1010music quietly slid into the music tech scene, looked at all the beige, black and red gear cluttering studios, and said, “What if we made this smaller, smarter and portable?”
Born from the mind of engineer Brian Funk, 1010music has carved out a niche as the cool nerds of electronic music hardware since their debut Bitbox in 2016. They’re the ones who decided that modular synths didn’t have to take up half your flat, and that samplers didn’t have to come with a 400-page manual which users see no shame in consulting Dr Google in how to do something. 1010music really did slide into the music tech scene, took one look at all the beige, black and red gear in studios, and said, “What if we made this smaller, smarter and portable?”
They brought us sleek, colourful boxes with touchscreens, deep features and a wealth of inspiration, Bluebox and Blackbox units have already become stables in a lot of modular and dawless rigs, now Bitbox, Lemondrop, Fireball, Razzmatazz, and Bento seek to do the same.
What is Bento?
Bento is a standalone music production monster. If you’ve ever stared at a sea of USB cables, various MIDI keyboards, and that dusty Audio interface but missing that crucial component of music making, “an idea”. Fear not, Bento has arrived to make sure you can jam wherever you are. It’s as if someone at 1010music thought, “What if we put Ableton Live, an Akai MPC, and a very smug octopus into a lunchbox?”

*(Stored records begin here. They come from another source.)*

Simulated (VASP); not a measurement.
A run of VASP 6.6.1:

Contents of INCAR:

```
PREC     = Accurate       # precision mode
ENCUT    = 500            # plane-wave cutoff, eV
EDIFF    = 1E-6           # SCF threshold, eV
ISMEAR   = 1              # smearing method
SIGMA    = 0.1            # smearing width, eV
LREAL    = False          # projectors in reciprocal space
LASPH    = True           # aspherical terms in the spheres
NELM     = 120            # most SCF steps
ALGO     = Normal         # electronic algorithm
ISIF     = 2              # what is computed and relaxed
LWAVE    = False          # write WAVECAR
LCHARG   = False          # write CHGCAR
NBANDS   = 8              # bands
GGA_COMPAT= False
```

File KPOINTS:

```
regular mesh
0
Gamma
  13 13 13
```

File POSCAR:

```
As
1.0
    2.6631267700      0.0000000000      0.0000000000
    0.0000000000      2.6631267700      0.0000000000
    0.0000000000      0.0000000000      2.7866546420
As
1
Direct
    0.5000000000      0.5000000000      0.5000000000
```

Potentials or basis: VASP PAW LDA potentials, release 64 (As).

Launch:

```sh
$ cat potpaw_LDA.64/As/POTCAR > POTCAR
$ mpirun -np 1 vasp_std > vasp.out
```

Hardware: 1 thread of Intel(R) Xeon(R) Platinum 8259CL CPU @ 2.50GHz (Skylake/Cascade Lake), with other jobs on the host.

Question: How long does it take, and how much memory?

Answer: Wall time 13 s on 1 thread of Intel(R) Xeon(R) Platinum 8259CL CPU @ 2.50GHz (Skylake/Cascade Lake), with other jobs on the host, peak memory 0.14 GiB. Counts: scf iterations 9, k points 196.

This isn’t just a sampler. It’s a “compact performance studio sampling production lab”, which sounds like the sort of thing Q would hand to James Bond before he takes it on a mission to remix Moby.
DAW-less, Flaw-less:
Bento kicks your laptop to the kerb and lets you enter the wild, expanding world of DAW-less workflow, which is music speak for “No thank you computers!” With eight tracks, clip launching, scene sequencing, and more bells and whistles than a steampunk parade, it lets you compose, perform, and jam all in one gloriously compact musical powerhouse, truly another take on recording your ideas.
Details:
- A crystal clear and responsive 7″ touchscreen allowing you to see parts even mid set.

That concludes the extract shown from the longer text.